Of the matters concerning the business and financial conditions described in our Annual Securities Report, the major risks that management recognizes may have a significant impact on the consolidated company's financial position, business performance, and cash flows, are as follows.
Note that forward-looking statements on this page are based on judgments by the Ichikawa Group as of the end of the current fiscal year.
Paper and Paperboard Production Trends
As a specialist in papermaking equipment, the Ichikawa Group sells products to paper companies in Japan and overseas. However, our main customers, accounting for a large proportion of both volume and value, are paper companies in Japan. Therefore, the demand for our main products, such as papermaking felts and belts, is greatly influenced by paper and paperboard production trends in the Japanese pulp and paper industry. There is a risk that Japanese demand for newsprint and printing paper may decrease due to the accelerating shift from paper media to digital formats. In overseas markets, there is a risk of decreased profitability due to changes in the business environment, such as intensifying price competition.

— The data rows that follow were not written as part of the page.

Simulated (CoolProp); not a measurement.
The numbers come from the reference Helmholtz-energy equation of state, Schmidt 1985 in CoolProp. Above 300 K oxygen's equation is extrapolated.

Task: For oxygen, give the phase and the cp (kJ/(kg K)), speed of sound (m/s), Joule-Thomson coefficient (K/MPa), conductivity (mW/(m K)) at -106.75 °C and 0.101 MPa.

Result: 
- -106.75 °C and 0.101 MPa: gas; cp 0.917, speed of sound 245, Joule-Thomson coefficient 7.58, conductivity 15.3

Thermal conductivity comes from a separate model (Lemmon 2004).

To address these risks, the Ichikawa Group is working as one to propose and provide the optimal combination of our products to meet the high-level needs of our customers at home and abroad. We are also aiming to maximize the capabilities of our customers' paper machine press sections, contributing to "energy-saving, environmentally friendly papermaking" through our products.
Raw Materials
The Ichikawa Group's primary raw materials are petroleum-related. Therefore, raw material costs and procurement may be affected by surges in crude oil prices and production trends in the petrochemical industry.
To mitigate this risk, we are exploring alternative materials and reviewing raw material suppliers both in Japan and internationally to respond flexibly to market fluctuations in raw materials. We apply similar efforts not only to our primary raw materials but also to our secondary materials.
Exchange Rates
The Ichikawa Group's overseas sales ratio was 55.4% in the previous fiscal year and 59.2% in the current fiscal year, exposing us to exchange rate fluctuation risks. For foreign currency-denominated accounts receivable, we use forward exchange contracts to minimize the impact of short-term exchange rate fluctuations. However, significant exchange rate fluctuations over the medium to long term may affect the Group's performance and financial condition.
Additionally, the assets, liabilities, revenues, and expenses of overseas consolidated subsidiaries denominated in local currencies may be affected in terms of their yen-converted value due to the exchange rate at the time of closing.
To address these risks, we use forward exchange contracts to minimize short-term impacts for major currencies such as the US dollar and euro. We also hold a portion of our foreign currency sales revenue in foreign currency deposits, anticipating one-time payments for purchasing production equipment from overseas manufacturers.
Interest Rates
As of March 31, 2024, the Ichikawa Group has an interest-bearing debt of 910 million yen. A significant increase in interest rates over the medium to long term could affect the Group's performance.
To address this risk, we will closely monitor the rapidly changing funding environment.
Stock Prices
As of March 31, 2024, the Ichikawa Group holds investment securities worth 5,280 million yen, primarily consisting of marketable stocks of major customers and partner financial institutions. We are exposed to the risk of fluctuations in these stock prices. As of March 31, 2024, we also have unrealized gains of 3,649 million yen, but this figure may change depending on future stock price movements.
To address this risk, our Board of Directors conducts an annual review of each stock holding, examining the purpose of holding, transaction status, impact on our ROE, and whether the benefits and risks of holding are commensurate with the capital cost. As a result, for stocks deemed to have little significance for holding, we will consider reducing our position after thorough discussions with the relevant parties, taking into consideration the impact on our business.
Natural Disasters
Unforeseen natural disasters, such as earthquakes or floods, could cause significant damage to production facilities or infrastructure such as transportation systems, causing manufacturing to be suspended or delayed, significantly impacting our business operations and potentially affecting our ability to secure profits.
To address this risk, we have established a business continuity plan that outlines procedures for immediate recovery response to ensure that all employees can respond quickly and accurately to minimize human casualties and the impact on our operations.
Other Risks
If a global economic slowdown affects our business activities, including our production systems, logistics, and sales activities, it could significantly impact the Group's performance.